Pakistan plans to postpone next week's election after Benazir Bhutto's killing sparked turmoil in the nuclear-armed country, but officials put off a final announcement until Wednesday to consult parties.

The opposition leader's assassination on Thursday triggered bloodshed and rage against President Pervez Musharraf, casting doubts on Pakistan's stability and the transition to democratic rule in the country, a front-line ally in U.S. anti-terrorism efforts.

Election Commission official Kanwar Dilshad told reporters on Tuesday that in principle the election was being delayed from January 8 and a new date would be announced on Wednesday.

The death toll from violence since Bhutto's killing was 58, the Interior Ministry said, but on Tuesday the situation in the country was relatively calm.

Bhutto's Pakistan People's Party (PPP), which can expect to reap a considerable sympathy vote after Bhutto's murder, and the other main opposition party, led by former prime minister Nawaz Sharif, want the election to go ahead as scheduled.

It is up to the people of Pakistan to choose their future, and the time is now, Sharif and Bhutto's husband, Asif Ali Zardari, now co-chairman of her party along with their 19-year old son, Bilawal, said in a joint statement.

The January 8th elections must proceed as scheduled. This will not only be a tribute to the memory of Benazir Bhutto, but even more important, a reaffirmation of the cause of democracy for which she died, they said.

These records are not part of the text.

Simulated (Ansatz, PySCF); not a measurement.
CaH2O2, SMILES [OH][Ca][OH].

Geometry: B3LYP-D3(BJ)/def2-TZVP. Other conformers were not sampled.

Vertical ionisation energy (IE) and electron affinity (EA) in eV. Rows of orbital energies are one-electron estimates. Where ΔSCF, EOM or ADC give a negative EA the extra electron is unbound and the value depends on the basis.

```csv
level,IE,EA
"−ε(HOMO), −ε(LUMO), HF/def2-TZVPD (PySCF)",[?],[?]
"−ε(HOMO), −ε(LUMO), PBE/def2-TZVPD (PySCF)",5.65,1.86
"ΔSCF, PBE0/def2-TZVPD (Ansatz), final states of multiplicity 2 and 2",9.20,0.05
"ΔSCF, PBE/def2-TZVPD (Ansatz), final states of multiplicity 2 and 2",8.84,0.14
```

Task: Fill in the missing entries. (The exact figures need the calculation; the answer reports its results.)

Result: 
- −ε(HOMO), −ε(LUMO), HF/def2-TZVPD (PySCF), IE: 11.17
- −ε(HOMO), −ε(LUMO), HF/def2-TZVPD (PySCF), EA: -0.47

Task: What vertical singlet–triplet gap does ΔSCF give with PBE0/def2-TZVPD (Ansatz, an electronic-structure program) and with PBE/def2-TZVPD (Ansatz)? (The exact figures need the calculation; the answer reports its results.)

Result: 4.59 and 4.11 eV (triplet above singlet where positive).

Zardari said a delay would serve no purpose.

Tomorrow, suppose they postpone elections for 10 days, 15 days or one month and there is another assassination then what will happen?, he told Reuters Television.

What guarantee there is that once they postpone the elections the situation will be under control?


The Election Commission has said many of its offices in Sindh, Bhutto's home province in the south, were burnt in rioting after her murder, and election material including voter rolls reduced to ashes.

We will inform the political parties about the situation in Sindh where our 13 offices were burnt. We will inform them about the ground realities and then we will fix a date in consultation with them, Dilshad said.

Analysts expect the vote to be postponed to late February but also say a delay could lead to violence.

The pro-Musharraf Pakistan Muslim League has said it favors a delay because of the security situation. Opponents say a delay would work to the advantage of the pro-Musharraf party.

Hundreds of Bhutto supporters protested peacefully chanting Bhutto is great and shouting slogans against Musharraf on Tuesday in the town of Larkana near Bhutto's family home, where mourning storekeepers kept their shops shut.

Police arrested 50 people in Sindh in connection with arson and vandalism in the wake of Bhutto's assassination, but the streets were calm. There was no repeat of the scenes of violence and vehicle and shop burning and no more of the killings that followed her death.

Pakistan is gripped by fears of capital flight if security worsens. Pakistan share prices were down three percent on Tuesday.


The U.S. State Department said there should not be an indefinite delay.

The key here is that there be a date certain for elections in Pakistan. We would certainly have concerns about some sort of indefinite postponement, spokesman Tom Casey said on Monday.

Bhutto, relatively liberal by Pakistan's standards and an opponent of Islamic militancy, ended her self-imposed exile in October. Hours after arriving home she narrowly escaped a suicide blast that struck her motorcade, killing about 140 people.

Her death wrecked U.S. hopes of a power-sharing deal between her and Musharraf, who took power in a military coup in 1999 but left the army in November to become a civilian president.

The PPP has suggested Musharraf's government is trying to cover up the truth about Bhutto's killing and bears at least some of the responsibility.

The government has blamed an al Qaeda-linked militant based on the Afghan border, Baitullah Mehsud, for the attack but many Pakistanis believe Bhutto's old enemies, perhaps from within the powerful security agencies, were involved.

Musharraf is due to address the nation on Wednesday evening.